Then, on August 14, 1704, amidst the pomp and splendor of a court celebration honoring his military conquests, Louis received word that the unthinkable had occurred: his "invincible" army not only had suffered its first defeat in two generations, but had been utterly routed. An entire army of 60,000 men had disappeared and its commander had been taken prisoner by the English.
The Battle of Blenheim changed the course of history. Louis's hitherto unbeaten army was destroyed in a day, never to recover. And just as astonishing to contemporary observers was that the British, seemingly overnight, had become a power in Europe for the first time since Henry V beat the French at Agincourt.
In Battle for Europe, Charles Spencer recounts how, under the command of the military genius John Churchill, Duke of Marlborough, the British army was transformed from an unruly, ragtag collection of misfits and social outcasts into a highly disciplined fighting force. British soldiers made up only a fifth of the victorious allied army at Blenheim, but their contribution was decisive. In the wake of Blenheim, the greatest land victory won under an English commander on foreign soil since 1415, the British took their first faltering steps toward empire.
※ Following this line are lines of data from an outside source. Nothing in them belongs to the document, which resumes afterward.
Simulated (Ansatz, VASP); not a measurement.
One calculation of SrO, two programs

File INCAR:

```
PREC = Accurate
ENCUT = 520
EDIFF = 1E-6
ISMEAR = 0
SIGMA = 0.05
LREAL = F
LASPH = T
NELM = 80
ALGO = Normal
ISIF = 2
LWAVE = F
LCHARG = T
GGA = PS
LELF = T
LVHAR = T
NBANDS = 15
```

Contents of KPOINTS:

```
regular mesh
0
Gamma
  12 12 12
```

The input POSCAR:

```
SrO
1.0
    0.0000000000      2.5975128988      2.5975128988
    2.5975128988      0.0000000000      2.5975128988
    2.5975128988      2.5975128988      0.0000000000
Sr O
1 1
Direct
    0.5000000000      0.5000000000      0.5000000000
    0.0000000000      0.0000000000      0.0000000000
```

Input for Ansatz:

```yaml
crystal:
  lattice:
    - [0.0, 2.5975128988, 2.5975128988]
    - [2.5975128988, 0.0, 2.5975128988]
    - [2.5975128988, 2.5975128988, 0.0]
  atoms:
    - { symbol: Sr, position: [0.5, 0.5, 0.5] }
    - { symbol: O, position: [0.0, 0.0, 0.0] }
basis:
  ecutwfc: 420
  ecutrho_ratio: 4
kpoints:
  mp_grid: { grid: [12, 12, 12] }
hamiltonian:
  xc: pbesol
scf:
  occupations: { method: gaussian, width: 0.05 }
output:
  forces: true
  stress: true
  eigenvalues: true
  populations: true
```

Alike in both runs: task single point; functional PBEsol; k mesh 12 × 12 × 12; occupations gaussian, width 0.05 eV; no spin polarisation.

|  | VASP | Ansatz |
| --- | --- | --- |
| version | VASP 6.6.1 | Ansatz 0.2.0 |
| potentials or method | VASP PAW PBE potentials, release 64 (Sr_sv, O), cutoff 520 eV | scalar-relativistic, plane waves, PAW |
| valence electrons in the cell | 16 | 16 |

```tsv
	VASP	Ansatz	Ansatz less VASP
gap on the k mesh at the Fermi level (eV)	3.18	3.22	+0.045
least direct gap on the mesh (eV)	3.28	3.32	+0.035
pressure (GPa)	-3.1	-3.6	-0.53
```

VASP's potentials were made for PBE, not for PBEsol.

Spencer reveals how Marlborough, aided by his friend and ally Prince Eugène of Savoy, brought about this incredible victory despite crushing personal and political pressures. Marlborough's sixteen-year-old son had recently died in his arms; his beloved wife was on the verge of madness; and both parties in Parliament were plotting his impeachment. With his friends and allies urging caution, the Duke gambled everything on a single day of battle.
In his remarkable debut as a popular historian, Charles Spencer breathes life into the women and men behind the mannered portraits of the era. From Louis XIV's grisly experience at the hands of his dentists to the violent fury of the battlefield, Battle for Europe is a compelling chronicle of an age and an enthralling story of courage under fire.